To start - what are sitemaps? Sitemaps are web files that list the locations of web objects like product pages, articles etc. for web crawlers. It's mostly used to tell search engines what to index though in web scraping we can use them to discover targets to scrape.
In this tutorial, we'll take a look at how to discover sitemap files and scrape them using Python and Javascript. In this guide we'll cover:
- Finding sitemap location.
- How to understand and navigate sitemaps.
- How to parse sitemap files using XML parsing tools in Python and Javascript.
For this, we'll be using Python or Javascript with a few community packages and some real-life examples. Let's dive in!
Why Scrape Sitemaps?
Scraping sitemaps is an efficient way to discover targets listed on the website be it product pages, blog posts or any other web object. Sitemaps are usually XML documents that list URLs by category in batches of 50 000. Sitemaps are often gzip compressed making it a low-bandwidth way to discover page URLs.
So, instead of scraping a website's search or directory which can be thousands of HTML pages, we can scrape sitemap files and get the same results in a fraction of time and bandwidth costs. Additionally, since sitemaps are created for web scrapers the likelihood of getting blocked is much lower.
Where to find Sitemaps?
Sitemaps are usually located at the root of the website /sitemap.xml
file. For example, scrapfly.io/sitemap.xml of this blog.
However, there's no clear standard location so another way to find the sitemap location is to explore the standard /robots.txt
file which provides instructions for web crawlers.

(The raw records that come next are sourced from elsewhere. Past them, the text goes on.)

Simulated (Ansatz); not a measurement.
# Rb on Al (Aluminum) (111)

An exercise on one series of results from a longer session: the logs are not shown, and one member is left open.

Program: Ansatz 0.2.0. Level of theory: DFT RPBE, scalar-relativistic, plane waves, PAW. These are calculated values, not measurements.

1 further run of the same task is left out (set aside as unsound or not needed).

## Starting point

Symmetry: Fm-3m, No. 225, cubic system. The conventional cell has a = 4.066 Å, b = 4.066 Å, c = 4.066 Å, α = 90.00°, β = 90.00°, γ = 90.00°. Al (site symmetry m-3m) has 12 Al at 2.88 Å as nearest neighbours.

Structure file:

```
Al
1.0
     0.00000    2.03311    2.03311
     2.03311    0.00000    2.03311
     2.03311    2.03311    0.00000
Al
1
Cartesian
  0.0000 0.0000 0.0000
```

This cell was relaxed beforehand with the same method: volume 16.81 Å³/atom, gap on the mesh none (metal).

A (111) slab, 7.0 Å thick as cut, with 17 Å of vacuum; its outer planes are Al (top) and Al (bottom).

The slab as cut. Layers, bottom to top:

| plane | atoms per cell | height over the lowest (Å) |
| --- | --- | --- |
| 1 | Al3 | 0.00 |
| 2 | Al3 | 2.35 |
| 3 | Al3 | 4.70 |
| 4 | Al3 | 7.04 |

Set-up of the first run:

For example, scrapflys's /robots.txt file contains the following line:
Sitemap: https://scrapfly.io/sitemap.xml
Many programming languages have robot.txt parsers built-in or it's as easy as retrieving the page content and finding the line with Sitemap:
prefix:
# Python:
# built-in sitemap parser:
from urllib.robotparser import RobotFileParser
rp = RobotFileParser('http://scrapfly.io/robots.txt')
rp.read()
print(rp.site_maps())
['https://scrapfly.io/blog/sitemap-posts.xml', 'https://scrapfly.io/sitemap.xml']
# or httpx
import httpx
response = httpx.get('https://scrapfly.io/robots.txt')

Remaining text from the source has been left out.